Maybe the idea isn’t to use the Bible as a guide to every little action in my life. Maybe it’s mostly just for big things . . . like marriage, for instance.
“Go and lie in wait in the vineyards, and watch; when the young women of Shiloh come out to dance in the dances, then come out of the vineyards and each of you carry off a wife for himself.” (Judges 21:20-21)
Maybe the problem is that I’m only looking at the Hebrew Scriptures. Perhaps the “instruction manual” approach works better with the New Testament.
I could eat locust and honey, then go to get some water jars, or wash in the pool of Siloam, or cast a hook in the sea.
And as for marriage:
“It is well for a man not to touch a woman.” (I Corinthians 7:1)
(Don’t worry. There is nothing in my guidebook that prohibits me from saying “damn.”)
Sorry folks. While I do look to the Bible for guidance, the Bible is not my guidebook.

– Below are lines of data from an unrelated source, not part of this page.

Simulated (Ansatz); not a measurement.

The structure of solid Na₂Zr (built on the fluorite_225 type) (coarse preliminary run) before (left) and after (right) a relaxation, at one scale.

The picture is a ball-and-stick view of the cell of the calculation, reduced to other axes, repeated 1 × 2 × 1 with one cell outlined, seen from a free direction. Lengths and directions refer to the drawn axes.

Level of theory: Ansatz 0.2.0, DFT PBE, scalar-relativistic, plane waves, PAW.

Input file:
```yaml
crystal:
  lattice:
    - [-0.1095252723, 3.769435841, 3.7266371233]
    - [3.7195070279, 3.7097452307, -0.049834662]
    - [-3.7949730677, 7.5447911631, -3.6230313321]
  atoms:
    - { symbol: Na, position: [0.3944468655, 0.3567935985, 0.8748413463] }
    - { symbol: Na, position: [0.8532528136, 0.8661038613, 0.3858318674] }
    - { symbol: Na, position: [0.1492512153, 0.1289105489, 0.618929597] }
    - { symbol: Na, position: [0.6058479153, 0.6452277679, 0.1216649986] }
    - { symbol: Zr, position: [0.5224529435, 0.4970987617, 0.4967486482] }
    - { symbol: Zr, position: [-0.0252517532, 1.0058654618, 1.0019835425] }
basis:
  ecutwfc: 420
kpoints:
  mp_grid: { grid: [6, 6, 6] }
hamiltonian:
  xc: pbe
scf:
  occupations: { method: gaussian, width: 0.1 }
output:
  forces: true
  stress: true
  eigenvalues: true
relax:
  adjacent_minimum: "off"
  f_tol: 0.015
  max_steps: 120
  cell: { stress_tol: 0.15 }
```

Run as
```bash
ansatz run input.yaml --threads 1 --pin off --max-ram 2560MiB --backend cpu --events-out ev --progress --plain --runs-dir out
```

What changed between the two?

I take the Scriptures far too seriously for that. I respect the original authors and audiences of the Bible too much. I too deeply relish the genres of poetry and story and satire and apocalypse that are woven together in this spectacular work of literature.
The Bible is many things. But it is not an instruction manual. We cannot simply turn to paragraph 7 on page 549 to figure out who to marry or which job to take or how to clear my sinuses. It just doesn’t work that way.
But, by all means, feel free to eat bread for breakfast. And you can even head off to Nineveh, if you’re so inclined.